Three and a half (3.5) million euros—this is the amount of the payments the Apostolic Almoner has made in 2018, in giving aid to people in a state of material distress. The information was released by the Vatican to put an end to a controversy that arose in May 2019 between the Italian executive branch and the Holy See.
Since Blessed Gregory X (1271-1276) the Apostolic Almoner has been in the habit of helping those who cannot afford the necessities of life. Today, the organization headed by Cardinal Konrad Krajewski responds to the various requests that are made to him mostly by Romans: unpaid rent, gas or electricity bills, doctor's bills, etc.
To fund these works of corporal mercy, the Almoner relies on donations and offerings obtained in exchange for certificates of apostolic blessings.
The official website, Vatican News, had publicized the amount of papal alms in 2018, in the context of the controversy. Indeed, on May 11, 2019, Cardinal Krajewski, on his own initiative, restored electricity in a building where more than 400 people live—mostly poor families illegally squatting in dilapidated buildings. To do this the cardinal did not hesitate to break the seals the police had put on the electric meter a few days earlier, thus also restoring the hot water.

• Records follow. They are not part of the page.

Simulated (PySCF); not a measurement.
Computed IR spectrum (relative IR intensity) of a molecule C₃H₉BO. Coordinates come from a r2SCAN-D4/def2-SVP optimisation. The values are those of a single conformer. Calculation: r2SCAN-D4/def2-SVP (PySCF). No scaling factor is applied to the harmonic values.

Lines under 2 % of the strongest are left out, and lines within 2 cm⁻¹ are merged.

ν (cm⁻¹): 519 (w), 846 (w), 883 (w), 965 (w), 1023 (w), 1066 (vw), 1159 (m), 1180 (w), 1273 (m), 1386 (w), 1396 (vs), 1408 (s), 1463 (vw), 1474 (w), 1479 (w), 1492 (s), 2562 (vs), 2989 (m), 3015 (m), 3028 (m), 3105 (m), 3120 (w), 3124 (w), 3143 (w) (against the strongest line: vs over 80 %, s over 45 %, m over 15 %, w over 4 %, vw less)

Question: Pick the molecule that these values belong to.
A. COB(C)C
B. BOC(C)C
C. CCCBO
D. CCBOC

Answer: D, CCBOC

Questioned about this gesture by the vice-president of the Italian council, Matteo Salvini, the Polish prelate announced that the Apostolic Almoner would pay the unpaid bill, an amount of 300,000 euros. He has also declared himself ready to pay the fine which he risks incurring.
Matteo Salvini did not hesitate to castigate the Apostolic Aumoner in these terms: “I do not comment on the cardinals’ decisions, I only say that if the Vatican wants to help all the Italians who cannot manage to pay for electricity, gas, or water, the many people who do not illegally occupy homes or buildings would be very happy.”